In blessing this year’s school system budget of more than $1 billion at its final public hearing, the Polk County School Board raised ad valorem taxes by almost a half a mill. The property taxes were hiked from last year’s 7.492 mills to 7.547 mills.
The tax hike was needed despite months of budgetary wrangling to bring the budget out of the red and into the black. Earlier this year when budget preparation began, the board faced an $18 million shortfall, which new Superintendent of Schools Kathryn Leroy and her staff have managed to chip away to bring the books back into balance. Even though the books are square, and have the state mandatory 3 percent contingency/emergency fund, the budget still falls short of the 5 percent the board’s own policies require.
“We have challenges,” said School Board Chairman Hazel Sellers, “But we have a plan to get ourselves back on track.”
Leroy has focused the budget on increasing student achievement, providing extra help for those students with reading problems, laying the groundwork for the new Common Core standards to be implemented statewide and for providing the extra help the systems’ six low-grade schools need.

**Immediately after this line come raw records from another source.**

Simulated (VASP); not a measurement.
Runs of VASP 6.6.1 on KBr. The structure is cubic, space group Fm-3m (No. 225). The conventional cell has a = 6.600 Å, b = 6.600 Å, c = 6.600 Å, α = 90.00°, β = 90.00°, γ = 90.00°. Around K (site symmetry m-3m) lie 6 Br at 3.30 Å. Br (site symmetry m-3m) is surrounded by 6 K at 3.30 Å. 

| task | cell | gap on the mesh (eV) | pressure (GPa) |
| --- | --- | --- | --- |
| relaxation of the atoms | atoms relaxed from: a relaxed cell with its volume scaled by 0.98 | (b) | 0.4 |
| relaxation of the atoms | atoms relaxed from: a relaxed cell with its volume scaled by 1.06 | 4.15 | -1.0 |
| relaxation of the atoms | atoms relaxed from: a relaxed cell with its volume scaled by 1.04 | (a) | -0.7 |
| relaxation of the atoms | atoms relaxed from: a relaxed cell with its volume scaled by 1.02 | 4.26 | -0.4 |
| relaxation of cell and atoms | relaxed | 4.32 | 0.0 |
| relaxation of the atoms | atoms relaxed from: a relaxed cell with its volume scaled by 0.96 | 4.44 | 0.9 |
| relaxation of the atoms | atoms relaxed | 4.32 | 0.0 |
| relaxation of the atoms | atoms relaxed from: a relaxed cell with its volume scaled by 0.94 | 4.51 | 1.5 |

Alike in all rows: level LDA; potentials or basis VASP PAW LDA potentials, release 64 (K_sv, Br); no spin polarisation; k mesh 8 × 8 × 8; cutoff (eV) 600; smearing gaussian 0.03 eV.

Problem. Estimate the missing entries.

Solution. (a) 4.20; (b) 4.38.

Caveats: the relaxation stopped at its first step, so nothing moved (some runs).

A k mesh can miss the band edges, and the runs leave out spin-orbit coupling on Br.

Leroy said that the budget paring will be an ongoing process and she will be looking to all district employees to see where money can be saved and will welcome community comment on the budget’s efficiency.
Included in the budget are some $16.6 million in state funds that are earmarked solely for salary increases for teachers and principals. Another $2.2 million will go to the county’s charter schools.
The system expects expenditures to hover at $731 million — most from local property taxes, the state and federal governments. The remainder is comprised of grants and income from other sources.
That 7.54 mills means a property owner will pay $7.54 per $1,000 of assessed value, meaning a home valued at $100,000 less exemptions would generate $565.50 for the school’s coffers. The school levy for the same property last year was $562.
The budget is based on a total student enrollment of 95,330 students which generates $6,648 in state money per student. The board also employs 13,148 people, 6,568 are teachers and the remainder are administrators, district staff or other non-instructional personnel. There will be no state funds for capital outlay projects or maintenance.
Also included in the budget is $32 million in impact fees generated by new home construction throughout the county. Earlier reports indicated some conflict with the Board of County commissioners over how those impact fees should be spent, but, according to District Operations Director Greg Rivers, that has been clarified to both the board and the commission’s satisfaction.
“All their concerns have been put to rest,” relayed School Board Member Hugh Berryman. “It’s all copacetic.”
Rivers said the county’s concern appeared to be one of transparency and accountability.
“We agreed to do an annual report for the board (commissioners) and they will maintain the funds in their accounts until we need them. We just have to go to them with a plan and we’ll get the funds.”
An issue with the county appeared to be where the impact funds were to be spent.
“We don’t have to spend the fees in the area in which they are generated,” Rivers explained. “We can spend those funds anywhere in the district we need to.”